By Tiffany Monhollon
It’s amazing the perspective you gain when one out of three people in your state doesn’t have electricity and it’s the middle of an ice storm. The things we take for granted easily become apparent: heat, light, water, security. A normal day somehow starts to seem so epic, when you think about the relative ease of life we all experience in this part of the world. Missing things like internet access, entertainment, communication seems almost too much to mention.
The things you have regardless of your access to heat, light and water become apparent, too. Mostly in the form of relationships. People who will let you crash on their living room floor and have a hot shower even though it disrupts their normal day - or week. And when you have this, it’s important not just because it’s what keeps you going, surviving, and approximating normal, but because it makes you realize why people should be your priority.
I find myself looking back on what a normal day was last week, where I spent my time, what my priorities were. Why is it that these days, the ordinary comforts of normal – entertainment, internet access, the phone – so easily take precedent over the relationships that can actually sustain us in the physical, relationships that make us see the better parts of who we are?

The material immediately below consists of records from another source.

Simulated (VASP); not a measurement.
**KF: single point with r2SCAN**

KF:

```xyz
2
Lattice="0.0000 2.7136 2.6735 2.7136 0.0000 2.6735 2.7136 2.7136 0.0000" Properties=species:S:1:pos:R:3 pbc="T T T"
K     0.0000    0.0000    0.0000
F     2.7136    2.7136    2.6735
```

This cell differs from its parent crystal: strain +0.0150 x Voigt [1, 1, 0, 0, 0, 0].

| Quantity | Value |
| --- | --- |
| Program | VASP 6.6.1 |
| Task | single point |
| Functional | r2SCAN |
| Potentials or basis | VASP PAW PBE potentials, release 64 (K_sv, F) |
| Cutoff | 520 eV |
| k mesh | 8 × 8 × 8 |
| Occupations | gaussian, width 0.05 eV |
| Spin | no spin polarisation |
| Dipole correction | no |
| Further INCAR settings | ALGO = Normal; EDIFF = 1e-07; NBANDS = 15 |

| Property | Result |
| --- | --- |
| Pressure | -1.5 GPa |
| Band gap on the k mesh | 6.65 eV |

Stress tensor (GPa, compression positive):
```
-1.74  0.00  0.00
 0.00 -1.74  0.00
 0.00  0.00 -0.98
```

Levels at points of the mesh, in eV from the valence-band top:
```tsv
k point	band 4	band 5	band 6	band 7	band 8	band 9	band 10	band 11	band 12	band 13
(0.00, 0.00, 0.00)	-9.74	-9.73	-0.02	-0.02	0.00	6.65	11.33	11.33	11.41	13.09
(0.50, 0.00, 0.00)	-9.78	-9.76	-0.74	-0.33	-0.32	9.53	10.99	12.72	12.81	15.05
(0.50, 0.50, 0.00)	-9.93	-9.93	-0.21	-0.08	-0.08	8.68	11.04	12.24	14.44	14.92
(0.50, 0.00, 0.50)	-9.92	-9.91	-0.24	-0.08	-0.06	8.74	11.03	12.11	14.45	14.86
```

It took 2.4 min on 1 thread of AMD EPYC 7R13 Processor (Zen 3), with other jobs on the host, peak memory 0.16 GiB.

I’m still not sure how long my power will be out, how long my return to “normal” may take. And I’m okay with that. Because I’m hoping that by the time “normal” returns, I’ll have a new definition, new expectations to work with. To prioritize my time for the people in my life. To go out of my way to make the effort, regardless of whether or not anyone else does the same, regardless of how much time I have or what my excuses are that day.
Because I want the people in my life to know they matter more to me than internet access, shopping, and television shows. I want them to know I’d like to spend more time on their couch, and not just during an ice storm when my power’s knocked out.
What areas do you need to prioritize for relationships in? Who have you lost contact with that you need to call up, to invite over for dinner, mail a note to? Who do you need to e-mail, chat with, or catch up with on their blog?
And what are you doing that’s so important it keeps you from doing those things right now?